The choice of a window in a discrete Fourier transform (DFT) is an art due to tradeoffs that it implies. When the time domain signal with a single frequency (e.g. a sine-tone) is transformed into the frequency domain, it creates a lot of other ‘phantom’ frequencies called sidelobes. The no-window choice of the rectangular window has a -13 dB sidelobe whenever the frequencies of the signal are not perfectly divisible by the window length (but when they are there are no sidelobes). In practice, for audio processing, I see Hann and Hamming windows being used. The Hamming window is my personal favorite due to a very high sidelobe rejection of over -40 dB, and has a raised edge, which destroys less information. Also Richard Hamming is cool (~~cf.~~ see: Bell labs – Shannon’s manager and the famous asker of the ‘Hamming Question’) .

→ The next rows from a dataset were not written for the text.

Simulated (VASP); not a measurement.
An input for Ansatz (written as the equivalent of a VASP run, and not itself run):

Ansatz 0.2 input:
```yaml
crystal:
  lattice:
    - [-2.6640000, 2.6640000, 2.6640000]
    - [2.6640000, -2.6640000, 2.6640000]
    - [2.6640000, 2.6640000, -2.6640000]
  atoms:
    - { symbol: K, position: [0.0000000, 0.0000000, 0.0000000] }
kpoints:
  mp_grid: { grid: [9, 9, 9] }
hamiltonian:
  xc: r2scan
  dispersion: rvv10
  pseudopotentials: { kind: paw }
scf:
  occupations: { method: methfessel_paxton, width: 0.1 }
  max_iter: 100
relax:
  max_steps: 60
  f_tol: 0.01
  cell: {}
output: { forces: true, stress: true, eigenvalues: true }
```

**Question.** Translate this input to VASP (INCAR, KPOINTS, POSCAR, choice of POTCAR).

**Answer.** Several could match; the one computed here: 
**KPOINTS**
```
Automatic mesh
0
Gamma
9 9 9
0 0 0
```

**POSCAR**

When I think about windows I usually think about the Fourier transform of these windows. But they don’t tell the full story. Phase, as usual, complicates everything. Notice how the sidelobes are themselves periodic. Without even analyzing anything, this implies there is some complex rotation going on, and the DFT is just ‘sampling’ this rotation at regular intervals. This is why you can use a rectangular window on a signal with a certain frequency and get no windowing artifacts or sidelobes – in this case the sampling/aliasing of the window happens to fall exactly where the complex values are the same. So as you move away from the exactly-aligned frequency to other frequency, the sidelobes ‘pop’ into existence.

Generally, DSP practitioners just pick one window for an application and stick to it. In theory, we could use an adaptive window to reduce sidelobe confusion, but it is not simple. Using an convolution directly on the waveform in ML processing is effectively assuming a fixed window, (and often comes with windowed preprocessing) as in TasNet or wav2vec. Something about this feels like a Bayesian problem since the choice of window provides different uncertainties conditional on the application and properties of the signal. It’s fun to think about how an adaptive window might work. Adaptive filters are fairly common, of course (and virtually all ML-processing is adaptive), but somehow the first thing that touches the signal – the window – is more difficult to touch. Perhaps this has to do the the relative stability that a fixed window brings. But if you look at picking the window for each frame to reduce the uncertainty. The ‘easy’ way out, is to use a very high sampling rate and/or Mel spectrogram, which smoothes out the sidelobes considerably for the high frequencies. Anyway this is a brainstorm, and something to look at further in the future.

The other thing I want to dig further into is the complex phasor for these windows. In other words, how the real and imaginary values evolve with respect to frequency for the window. My guess is that it looks a lot more steady than the sidelobes in the typical magnitude frequency domain that we commonly look at, especially if we looked at the Dolph-Chebyschev window which is designed to have flat sidelobes. This is not a big leap in perspective, and probably something people have looked at, but I don’t recall it being discussed in my signal processing education. I’d like a 3blue1brown-style animation of this.